You know how you plan to see few specific locations when traveling to a new place and you just can’t wait to visit? The island of Symi was on my list when I came to Rhodes, right next to all those places on the actual island like Lindos, Prassonissi, Kamiros. I have booked a boat trip with Ivana, our Odeon World Travel guide on the island, and as the day of the excursion was approaching, I became more and more impatient.
When ever I have mentioned to any of the locals Greeks that I will be off to Symi soon, they would immediately point out that I would love the place. “Beautiful island!”, they said with that pensive face expression. That just added up to my impatience!
And so, the day has come! We were leaving early in the morning on a large catamaran ship that was packed with tourists from all over the world. It was more fun to sit on the deck than in the air conditioned space inside, even though the wind was a bit stronger that I have expected. Still, beautiful weather, dark blue sea reflecting the sun rays and we were sailing into the Aegean Sea, northwest of Rhodes, even closer to Turkish mainland.

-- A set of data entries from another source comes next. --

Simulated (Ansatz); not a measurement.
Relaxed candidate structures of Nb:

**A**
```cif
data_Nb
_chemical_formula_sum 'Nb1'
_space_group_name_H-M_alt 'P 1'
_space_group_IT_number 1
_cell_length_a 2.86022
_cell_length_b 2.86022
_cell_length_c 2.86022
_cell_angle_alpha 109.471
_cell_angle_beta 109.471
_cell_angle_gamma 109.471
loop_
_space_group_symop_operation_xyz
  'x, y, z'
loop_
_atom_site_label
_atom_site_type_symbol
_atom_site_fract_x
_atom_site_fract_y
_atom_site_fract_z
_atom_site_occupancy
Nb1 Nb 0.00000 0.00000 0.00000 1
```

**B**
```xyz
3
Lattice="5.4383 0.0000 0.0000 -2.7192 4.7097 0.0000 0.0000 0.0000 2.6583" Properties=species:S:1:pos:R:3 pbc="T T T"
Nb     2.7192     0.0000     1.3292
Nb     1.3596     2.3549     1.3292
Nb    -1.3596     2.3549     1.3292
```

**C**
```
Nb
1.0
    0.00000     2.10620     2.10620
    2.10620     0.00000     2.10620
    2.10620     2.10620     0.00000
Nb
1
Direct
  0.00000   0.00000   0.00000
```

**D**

(Greek island of Rhodes is located around 9 kilometers away from Turkey, while Symi even less – 5.5 or so. Between the two there are 21 nautical miles, or roughly 39 kilometers.)
Looked over to Rhodes we have left behind, and there was the western coast peeking proudly out of the beautiful sea. This is where I was few days ago, driving along the rough shore, admiring the rich history heritage of this lovely island in Greece. And now I was off to see traces of another heritage that made Greek Symi island look – Italian?!
As the ship approached the bay, one could see few scattered houses similarly shaped and painted in various colors. It was getting crowded on the deck as more and more houses appeared behind the mountains. We were entering the harbor of the town of Ano Symi. Oh my, just like Positano! Look at it!
The bay was packed with colorful houses all around that looked like hanging from the hill or like being built one on top of the other. It was obvious that the town was not that big, it probably wouldn’t fit the bay itself if it was any different. There was the lovely quay going all the way around the marina with shops and restaurants, the Clock Tower was peeking from the right and, look – there’s a church above, while the bay was full of huge yachts and ships that seemed way bigger than the place itself. Like the 21st century ship sailed through time and into one small town still unspoilt by modern gadgets!
Remember the story about the Knights of Rhodes (in one of the previous Glimpses)? The order was found in Jerusalem by merchants from Amalfi, Italy who were permanent residents of the Holy Land. They have moved their headquarters to Palestine, Cyprus and then Rhodes (now it’s located in Malta). After establishing a stronghold on Rhodes, they have conquered surrounding islands. Italians were also present on these islands after Turks left in the 19th century. Hence the similarity to Amalfi towns!
According to mythology, the god Glaucos abducted beautiful king’s daughter from Ialyssos on Rhodes and brought her here. Her name was – Symi!
And it’s true – Symi is one of the most picturesque islands in the Dodecanese with mountains that plunge strait down to the sea. The traditional architecture, neoclassical houses with pediments, pebbled courtyards, impressive scenery that mostly dates back to the 19th century.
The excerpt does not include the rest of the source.